CFA Morning 2016 Q4 B & C

Hi all

A couple of questions on the 2016 Morning mock and the answers Schweser covers in its online videos. Here are the questions:

On B, I got this wrong because I added inflation to the risk-free rate and solved for the leverage based on 2.0% risk-free (nominal) rather than 0.5%. Just to check I understand this, is it the case that we should assume that the stated risk-free rate is nominal and therefore already incorporates the inflation of 1.5% (i.e. the real risk-free rate is -1.0%) or is it that the risk free rate is only ever stated as the real-risk free rate and it is the real risk-free rate that should be used for e.g. Sharpe ratio calculations?
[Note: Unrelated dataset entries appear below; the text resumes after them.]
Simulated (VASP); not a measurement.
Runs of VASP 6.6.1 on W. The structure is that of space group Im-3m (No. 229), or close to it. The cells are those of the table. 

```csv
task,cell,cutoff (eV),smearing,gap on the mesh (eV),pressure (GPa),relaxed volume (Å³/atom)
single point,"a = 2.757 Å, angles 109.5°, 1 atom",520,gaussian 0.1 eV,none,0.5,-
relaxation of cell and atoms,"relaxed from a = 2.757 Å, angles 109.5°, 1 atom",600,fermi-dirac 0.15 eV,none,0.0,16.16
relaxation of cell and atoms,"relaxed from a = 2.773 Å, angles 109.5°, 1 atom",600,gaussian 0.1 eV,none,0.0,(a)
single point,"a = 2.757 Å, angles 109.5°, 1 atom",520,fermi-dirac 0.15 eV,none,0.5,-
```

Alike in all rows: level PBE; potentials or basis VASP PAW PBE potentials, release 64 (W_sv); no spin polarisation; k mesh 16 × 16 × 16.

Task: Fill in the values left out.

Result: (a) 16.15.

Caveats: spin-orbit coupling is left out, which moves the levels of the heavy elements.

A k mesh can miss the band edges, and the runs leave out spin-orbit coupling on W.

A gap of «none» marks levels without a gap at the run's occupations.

On C, I got this right based on the theory but one thing that confuses me is that the maths doesn’t bear it out when I try to prove it based on the portfolio variance formula. Assuming the 8.0% return is accomplished through either: weights of 38.84% for Portfolio 3 and 63.16% for Portfolio 4 (from Part A) or weights of 106.2% for Portfolio 4 and -6.2% for the risk-free asset (NB: using my erroneous 2.0%):

Lowest possible unlevered (i.e. combo of Portfolo 3 and Portfolio 4) standard deviation assuming -1 correlation between P3 and P4 = square root of 36.84%^2 x 13.8%^2 + 63.16%^2 x 11.2%^2 + 2 x 36.84% x 63.16% x -1 x 13.8% x 11.2% = 0.002585 + 0.005 + - 0.007193 = 1.98%

Highest possible unlevered (i.e. combo of Portfolo 3 and Portfolio 4) standard deviation assuming +1 correlation between P3 and P4 = square root of 36.84%^2 x 13.8%^2 + 63.16%^2 x 11.2%^2 + 2 x 36.84% x 63.16% x 1 x 13.8% x 11.2% = 0.002585 + 0.005 + 0.007193 = 12.16%

So a range of 1.98-12.16% depending on the correlation.

Levered standard deviations assuming standard deviation of risk free asset is zero and correlation between Portfolio 4 and the risk free asset is also zero = square root of 1.06195^2 x 11.2%^2 = 11.89%.

So the levered position standard deviation could be higher e.g. if the corner portfolios are perfectly negatively correlated.

Is it the maths that wrong or the reasoning? (i.e. should we always assume corner portfolios are perfectly correlated?)

Thanks and sorry for wordiness!

Risk-free rate = 0.5% (if nominal or real is not stated, then it is always nominal)

Nominal risk-free rate = 0.5% (stated, so it is direct)

Real risk-free rate = -1.0%

Assuming perfect correlation is to set the maximum standard deviation of the combined portfolio (i.e. ceiling), so the standard deviation of the combination of corner portfolios is <= 12.16%

Thanks - is it the default assumption that the corner portfolios are perfectly positively correlated (i.e. is that ‘by definition’?). Because if not, then there is a world in which the bracketing corner portfolio could have a lower standard deviation than the tangential portfolio, but that wouldn’t make sense as the tangential portfolio should be the most efficient in terms of return per unit of risk…

For corner portfolios, assuming perfect correlation is the most conservative thing to do (i.e. forming a straight line between one corner portfolio to the next)

For the same level of return, the standard deviation of the (tangential portfolio + risk-free asset/borrowing) will be lower than the standard deviation of the combination of corner portfolios.

See the image attached. Notice how the standard deviation compare between Portfolio 1 and 2.